Promotional Products Association International (ppai.org) has announced the candidates for PPAI Board of Directors Class of 2021 election. Distributor candidates are Mitch Rhodus, CAS, of HALO Branded Solutions and Danny Rosin, co-owner of Brand Fuel. Supplier candidates are Andrew Spellman, vice president of corporate channels at Victorinox Swiss Army and Sharon Willochell, chief operating officer of Leed’s.

One candidate from each category will be elected by the membership and will begin their four-year board terms immediately following The PPAI Expo 2017. The PPAI board election will take place from August 29 to September 19, with results available in early October.

“Once again, the Leadership Advisory Committee has done an excellent job of identifying, recruiting and vetting capable board candidates for the Elected Directors Nominating Committee’s consideration and selection,” said PPAI President and CEO Paul Bellantone, CAE. “The four candidates in this election all have the qualities necessary to serve and lead the PPAI board, and no matter the outcome in September, the members of PPAI and the industry are the winners. I look forward to working with these talented, accomplished individuals.”

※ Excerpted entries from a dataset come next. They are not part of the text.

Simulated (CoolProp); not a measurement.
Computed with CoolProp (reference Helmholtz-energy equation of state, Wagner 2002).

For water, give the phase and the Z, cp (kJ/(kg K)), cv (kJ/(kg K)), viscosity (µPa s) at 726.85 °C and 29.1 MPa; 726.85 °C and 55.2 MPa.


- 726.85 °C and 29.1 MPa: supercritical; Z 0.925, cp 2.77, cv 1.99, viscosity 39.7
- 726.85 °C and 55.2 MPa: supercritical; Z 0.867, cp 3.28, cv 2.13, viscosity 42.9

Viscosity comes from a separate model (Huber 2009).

The board election will be administered electronically by a third-party election administrator and by paper ballot as required. To vote, each PPAI member company’s designated voter can visit the PPAI voter site and click on the “VOTE” button to learn more about the candidates and cast their ballots.

“This year’s candidates have proven track records of success,” says Tom Goos, MAS, PPAI board chair, “and they bring unique backgrounds and skill sets to the table that PPAI and its membership can benefit from. Over the coming election period, members will have ample opportunities to get to know each candidate and cast educated, confident ballots.”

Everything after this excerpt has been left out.